The intruders beat the two residents and forced them to the ground at gunpoint, then bound their hands and ankles with duct tape. They were then pitched into a shed, beaten again and threatened if they did not reveal the location of valuables. Later, a neighbor stopped by, and she was also taped, pistol whipped, and tossed into the shed.
“It was basically 12 hours of terror,” Masters told the Telluride Daily Planet. The victims finally freed themselves by chewing through the duct tape.
Masters, long an opponent of the War on Drugs, said he believes that Colorado’s more liberalized laws governing growing and selling of marijuana will likely produce more reporting of these kinds of incidents.
In at least one sense, the armed bandits were bunglers. They made the raid when the marijuana plants were still eight weeks from maturity.
Gas rigs to rock the ‘Boat?
STEAMBOAT SPRINGS, Colo. – Steamboat has had coal-mining camps south and west since long before it had ski lifts, so it probably shouldn’t come as a surprise that oil and gas drillers are now approaching, too.
The Steamboat Pilot reports mineral leasing – and well-drilling applications – to within eight miles of the resort town. Royal Dutch Shell intends to bore down to nearly two miles underground to test the prospects for natural gas and oil.
The newspaper talked with the owner of a 35-acre ranchette, who bought the property in 2009 and knew that it did not include the mineral rights. Still, she never imagined that drilling rigs might arrive so soon.
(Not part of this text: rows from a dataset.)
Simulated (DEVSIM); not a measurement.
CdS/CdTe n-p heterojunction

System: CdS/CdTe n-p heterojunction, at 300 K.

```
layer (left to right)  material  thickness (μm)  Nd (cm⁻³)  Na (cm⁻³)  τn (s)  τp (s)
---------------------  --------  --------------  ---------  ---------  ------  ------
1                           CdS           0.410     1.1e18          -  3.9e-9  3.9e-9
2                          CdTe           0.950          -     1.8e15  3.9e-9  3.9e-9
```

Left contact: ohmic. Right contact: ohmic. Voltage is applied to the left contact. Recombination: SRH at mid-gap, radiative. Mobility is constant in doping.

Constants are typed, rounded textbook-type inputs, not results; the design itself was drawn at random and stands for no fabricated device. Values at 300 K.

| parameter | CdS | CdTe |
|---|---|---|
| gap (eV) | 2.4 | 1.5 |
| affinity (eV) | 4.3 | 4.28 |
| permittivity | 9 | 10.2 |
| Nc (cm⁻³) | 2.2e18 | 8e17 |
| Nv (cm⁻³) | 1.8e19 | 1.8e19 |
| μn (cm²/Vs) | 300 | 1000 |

Right-wingers at Beaver Creek
AVON, Colo. – It’s well known that some of the nation’s leading politicians and business interests meet behind closed doors in ski towns, but usually it’s in Aspen and involves liberals.
Now comes a report, courtesy of Mother Jones, a magazine, which reported that New Jersey Gov. Chris Christie met with billionaires and arch-conservatives David and Charles Koch. Citing a clandestine recording, the magazine quotes Christie introducing David Koch at a gathering of conservatives this summer in Beaver Creek. “I said to myself, ‘I’m really impressed and inspired by this man. He is my kind of guy,’” said Christie in introducing Koch.
The magazine insinuated that the Kochs influenced Christie to drop out of the 10-state pact to reduce greenhouse gas emissions called the Regional Greenhouse Gas Initiative. Christie denies he had a conversation about RGGI with the Koch brothers.
The billionaire brothers made their fortune as oil barons from Wichita, Kan. They are noted for their rejection of the science that finds great potential risk as a result of greenhouse gases accumulating in the atmosphere.